New York City schools Chancellor Joel I. Klein told a gathering of 200 public school principals that their leadership is the most important component in the successful transformation of the city’s public schools system.

Klein, who in his six-year tenure has granted more control to principals, spoke at a half-day conference on April 14 sponsored by the Graduate School of Education (GSE), “Redefining the Principalship in an Age of Accountability and Assessment.”

Chancellor Joel Klein Photo by Bruce Gilbert

“What’s important about this conference is that there is a fundamentally different paradigm,” Klein said. “The most important thing that has happened in the last six years is the transformation of the role of the principal from an agent of bureaucracy to the CEO of the public school. There has been a powerful shift.”

Klein recapped Mayor Michael Bloomberg’s three pillars of school reform: leadership, empowerment and accountability. The new paradigm shifts emphasis from tangibles such as curriculum and smaller class size to emphasize the changing power of great vision, dedication and inspiration by school leaders.

The chancellor pointed to one failing school, Intermediate School 22 in the Bronx, which had gone through six principals before the arrival of Shimon Waronker in 2004. Under Waronker, one of the first graduates from the city’s Leadership Academy for principal candidates, the school transformed in just three years from one of the city’s 12 most dangerous to one with an “A” rating and 93 percent attendance.

“Was it a huge influx of money? No. The difference was leadership,” Klein said. “Leadership that let itself be felt and that understood that the most valuable asset in your schools are the human resources that you work with. That had a sense of mission, a willingness to forget about the rules we operate under and focus on the kids we operate for. That is what transformative leadership is about. That is doing the hard work.”

Under the new paradigm, principals can enter into empowerment school performance agreements with the Board of Education, noted Klein, for which they are eligible to receive higher salaries and achievement bonuses for improving schools. Principals also have been given more authority over budgeting and filling certain positions within their schools, he said.

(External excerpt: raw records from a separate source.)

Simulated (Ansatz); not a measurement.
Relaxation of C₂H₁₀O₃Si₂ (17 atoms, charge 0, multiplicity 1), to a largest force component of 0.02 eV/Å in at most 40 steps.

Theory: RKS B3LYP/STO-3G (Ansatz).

“I believe in my bones that education is a transformative thing in a child, particularly if you come from challenging circumstances or from poverty—that’s what animates the work that we do,” he said. “You are the men and women who are in the arena, and you should dare greatly.”

The conference was sponsored by GSE’s Division of Educational Leadership, Administration and Policy (ELAP), to promote discussion of the role of principals under the board’s new structure. ELAP offers a 30-credit master’s degree in school administration and supervision.  In addition, GSE will offer a doctor of education degree in urban school leadership designed especially for New York City school leaders in the fall.

“Responsibility rests with principals as has never rested with you before,” said James Hennessy, Ph.D., dean of GSE. “With that responsibility comes a new form of accountability.”